You 're holding a magazine. It feels solid; it seems to have some kind of independent existence in space. Ditto the objects around you -perhaps a cup of coffee, a computer. They all seem real and out there somewhere. But it 's all an illusion. Those supposedly solid objects are mere projections, Emanating from a shifting kaleidoscopic pattern living on the boundary of our Universe. The world is a hologram, Says J R Minkel

This idea is disturbing and confusing, even to the experts, but they can 't shake it off. It seems to be an inevitable result of mixing some of the dominant strands of modern physics -gravity, quantum theory and thermodynamics. And it also seems to be vitally important -even though scientists cannot agree what it means. Many physicists think it could be a clue to their longed-for theory of everything. Others think it means that there must be something wrong with quantum mechanics. Some go even further, claiming that it implies space and time are nothing but rivers of information.

And it 's that slippery concept, information, that led to the holographic principle. Physicists often talk of the world in terms of information. If you want to describe a piece of matter fully, they say, you must specify the motions of the microscopic pieces that make up nature, be they atoms, photons or more esoteric entities. That 's a lot of information. But just how much?

That depends on how many fundamental parts of an object there are -the number of bits depends on the number of pieces. And to describe the smallest pieces you have to zoom in way past the atomic scale to examine the fine structure of space-time. Einstein showed that matter can twist and bend the fabric of space-time, and that this warping shows itself as gravity. Then quantum mechanics came along and demanded that anything capable of moving about -including space-time -must come in little pieces that wiggle of their own accord. "One key feature of quantum gravity is that space-time should be thought of as made of some constituents," says Finn Larsen of the University of Michigan.

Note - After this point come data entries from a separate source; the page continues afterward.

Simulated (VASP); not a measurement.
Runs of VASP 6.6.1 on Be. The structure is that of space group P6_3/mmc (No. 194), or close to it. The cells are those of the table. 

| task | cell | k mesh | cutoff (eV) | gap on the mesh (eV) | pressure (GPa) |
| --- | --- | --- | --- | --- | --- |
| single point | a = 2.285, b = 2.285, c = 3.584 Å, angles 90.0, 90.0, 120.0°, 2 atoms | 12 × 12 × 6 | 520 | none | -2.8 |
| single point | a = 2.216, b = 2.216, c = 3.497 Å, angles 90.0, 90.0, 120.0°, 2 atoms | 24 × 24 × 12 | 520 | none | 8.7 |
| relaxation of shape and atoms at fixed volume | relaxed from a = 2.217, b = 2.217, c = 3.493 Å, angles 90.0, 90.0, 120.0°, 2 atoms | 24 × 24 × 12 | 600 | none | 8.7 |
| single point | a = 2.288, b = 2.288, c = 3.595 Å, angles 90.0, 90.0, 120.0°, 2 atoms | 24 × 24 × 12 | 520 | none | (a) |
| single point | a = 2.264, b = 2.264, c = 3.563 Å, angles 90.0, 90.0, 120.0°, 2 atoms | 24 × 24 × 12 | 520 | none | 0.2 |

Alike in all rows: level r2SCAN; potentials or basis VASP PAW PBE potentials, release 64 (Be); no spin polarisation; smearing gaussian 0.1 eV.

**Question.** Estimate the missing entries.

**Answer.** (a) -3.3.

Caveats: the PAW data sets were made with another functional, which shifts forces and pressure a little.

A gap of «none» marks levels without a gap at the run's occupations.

Just what the pieces are, nobody yet knows. Physicists have searched for a quantum description of gravity for decades without finding the answer. But they do have a few pointers -they know that whatever makes up space-time should come in bite-size chunks measuring just 10 ^-35 metres, the so-called Planck length. So if you broke space-time up into little boxes, each a Planck-sized cube, you 'd expect there to be roughly one bit of information per box.

But this picture is shredded by black holes. Instead of having one bit of information for every little volume, they seem to have one bit per patch of surface area.

Pack enough matter or energy into a small enough volume of space and it will collapse into a ball of intense gravitational attraction -a black hole. You might expect a black hole to be featureless, as if all the information in whatever formed it -stars, elephants, encyclopedias, civilisations -had been destroyed. But most physicists believe that black holes do hold information. Because if they didn 't, their very existence would undermine one of science 's most cherished laws, the second law of thermodynamics.

This law says that the amount of disorder in the world can never decrease. A display of stacked-up boxes in a supermarket is always in danger of falling down, but once fallen it is never in danger of righting itself. It takes fewer bits of data to specify the positions of those boxes if they 're stacked up in a pyramid than if they 're littering the floor. Information grows along with disorder.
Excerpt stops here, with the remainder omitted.